In July, the Federal Aviation Administration said it would seek $99,000 in fines from American Airlines because of lax security. Terrorists hijacked two of the airline's planes yesterday -- a Boston flight that crashed into the World Trade Center and a Dulles International Airport flight that slammed into the Pentagon.

On a single day in June 2000, the FAA said, American failed to perform a passenger identification check on two flights, hauled unaccompanied bags on five flights and failed to ask proper questions about baggage on two flights. An American spokesman called the fine "excessive" and said the problems have been fixed.

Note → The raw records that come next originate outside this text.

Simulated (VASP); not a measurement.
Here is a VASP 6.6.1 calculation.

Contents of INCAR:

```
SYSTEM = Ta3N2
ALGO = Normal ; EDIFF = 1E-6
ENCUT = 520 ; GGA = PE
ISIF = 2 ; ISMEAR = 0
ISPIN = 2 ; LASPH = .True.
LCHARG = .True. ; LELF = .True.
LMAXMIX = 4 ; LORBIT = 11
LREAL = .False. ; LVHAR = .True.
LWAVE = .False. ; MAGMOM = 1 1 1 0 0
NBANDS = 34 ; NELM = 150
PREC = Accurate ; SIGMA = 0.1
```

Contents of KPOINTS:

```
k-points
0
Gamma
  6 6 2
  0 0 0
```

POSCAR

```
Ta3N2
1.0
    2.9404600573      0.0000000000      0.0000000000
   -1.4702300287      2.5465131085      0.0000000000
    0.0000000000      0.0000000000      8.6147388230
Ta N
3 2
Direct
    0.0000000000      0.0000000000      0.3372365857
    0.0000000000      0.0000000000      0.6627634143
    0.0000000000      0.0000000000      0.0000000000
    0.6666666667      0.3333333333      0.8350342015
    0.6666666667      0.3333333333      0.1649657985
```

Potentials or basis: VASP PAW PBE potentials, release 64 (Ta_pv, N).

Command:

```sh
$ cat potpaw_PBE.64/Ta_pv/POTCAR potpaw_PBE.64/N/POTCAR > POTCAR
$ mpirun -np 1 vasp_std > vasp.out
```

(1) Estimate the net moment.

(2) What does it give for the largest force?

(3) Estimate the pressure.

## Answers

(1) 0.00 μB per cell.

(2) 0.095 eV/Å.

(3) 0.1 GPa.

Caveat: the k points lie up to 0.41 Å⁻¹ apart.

"The domestic and international aviation system has serious vulnerabilities," Keith O. Fultz, assistant comptroller general in the General Accounting Office, told Congress in 1996. "Protecting civil aviation from a terrorist attack is an urgent national issue."

There is no indication how the hijackers chose the three busy airports or the two airlines involved in yesterday's attacks. Federal investigators provided no information about how the terrorists may have breached security or transported what one passenger described in a cell-phone call as knife-like instruments. Authorities discovered one flight's "black box," which contains voice and data recordings that can provide clues to a flight's last minutes. But pilots can turn off the devices.

Some veteran pilots and aviation experts reasoned yesterday that the hijackers must have had flying experience to guide the jetliners to their targets. In a courtesy extended widely, pilots from other airlines can occupy a spare jump seat in the cockpit by showing an identification card that can be counterfeited easily.

"You show your credentials, and you look around until you find a captain who will let you go," said Clark Onstad, a former FAA chief counsel, who added that visitors can reserve the jump seat in some cases. "The pilots, most of the time, if they drive up to an employee parking lot, they have these big briefcases and they get on the bus, they go to the terminal, they are never screened."

Public studies have shown that people can slip into supposedly secure areas and onto airliners. A 1999 Department of Transportation study cited "piggybacking," the practice of slipping through a gate behind employees, as the method of entry used most often. Investigators were successful 71 of 75 times.

Logan International Airport in Boston, where two of the jetliner flights in yesterday's attacks originated, was cited for 136 security violations from 1997 to 1999. The FAA fined the Massachusetts Port Authority $178,000 for the breaches after the airport failed to screen baggage properly or restrict access to secure areas and planes.

After yesterday's attacks, the FAA ordered all aircraft grounded nationwide while it reviewed the situation and prepared for an orderly resumption of traffic under tighter security. When commercial airplanes begin flying again, more uniformed law enforcement officers will be patrolling airports and no curbside check-in will be allowed, said Transportation Secretary Norman Y. Mineta. An armed marshal drawn from federal agencies will be aboard each plane.

Sen. Kay Bailey Hutchison (R-Tex.), a member of the Commerce, Science and Transportation Committee and the Appropriations Committee, said yesterday that Congress must find ways to plug security gaps involving a wide range of airport service personnel, from runway workers to food handlers. Answering significant criticism, Congress spent $550 million from 1997 to 2000 on security efforts. An additional $600 million is budgeted through 2004. Hutchison acknowledged that the systems failed.